Almost impressive because surely no one has squandered a 13-on-11 situation that badly in the history of rugby league, so at least there's something unique about it. But it only took a day before the loss had been overtaken by events - the Warriors had signed Ronald Volkman and Freddy Lussick, while Kodi Nikorima was released to join the Rabbitohs (who just so happen to be the Warriors' opponents at this weekend's Magic Round at Suncorp Stadium).
So plenty to talk about and that's just one team that's not even playing well. Which is why it's such a shame to see rugby slog through a couple of issues that have cornered the conversation like the boring guy at the rugby club who has had a few too many beers.
Yes, it's Silver Lake update time again. For some reason, this deal has not been resolved despite it being reportedly done so at least twice in the last year. The saga was never particularly easy to understand to begin with - a lot of money coming in seemed good, what needed to be given up in return was concerning. The best way of describing it was letting someone build a pool in your front yard that you didn't have to pay for it, except they got to have parties in it with their friends whenever they liked. Then after a while they could sell the pool to someone else, but you have no say in who that is or what they'd use the pool for.
It was supposed to be sorted last April. So, by now, everyone is fairly sick of the same old rubbish coming out of the same mouths about the pros and cons of the deal. Especially considering very little is likely to change - the new CommercialCo entity that will market the All Blacks with the Silver Lake cash injection is likely to be run by NZ Rugby stooges anyway.
Then, on Thursday came another chapter of The Neverending Story that is the global season discussion. If a photocopier doesn't get a credit for writing this one it'll be a crime, because it is essentially exactly the same idea as the last time it was floated. Which, by the way, dissolved very quickly.

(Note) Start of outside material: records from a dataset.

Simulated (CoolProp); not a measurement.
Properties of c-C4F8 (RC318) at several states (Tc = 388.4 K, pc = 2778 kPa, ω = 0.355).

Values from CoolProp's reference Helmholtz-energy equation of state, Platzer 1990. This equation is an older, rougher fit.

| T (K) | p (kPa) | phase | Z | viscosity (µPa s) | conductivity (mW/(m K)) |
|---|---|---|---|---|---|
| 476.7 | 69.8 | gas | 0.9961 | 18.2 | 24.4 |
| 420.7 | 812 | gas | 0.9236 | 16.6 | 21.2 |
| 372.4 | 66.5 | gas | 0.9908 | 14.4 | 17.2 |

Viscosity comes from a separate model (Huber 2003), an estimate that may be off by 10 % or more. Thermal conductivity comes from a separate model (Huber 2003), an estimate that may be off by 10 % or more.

Yet again people are struggling with the concept of the planet having two hemispheres, which is the main impediment to this getting agreed on. Also that some test nations face the prospect of being relegated from Tier One, which they will never agree upon.
These two issues. Again. It's so tedious it's enough to make your eyeballs bleed, so hopefully they heal in time for when they all crop up again in roughly five or so months' time.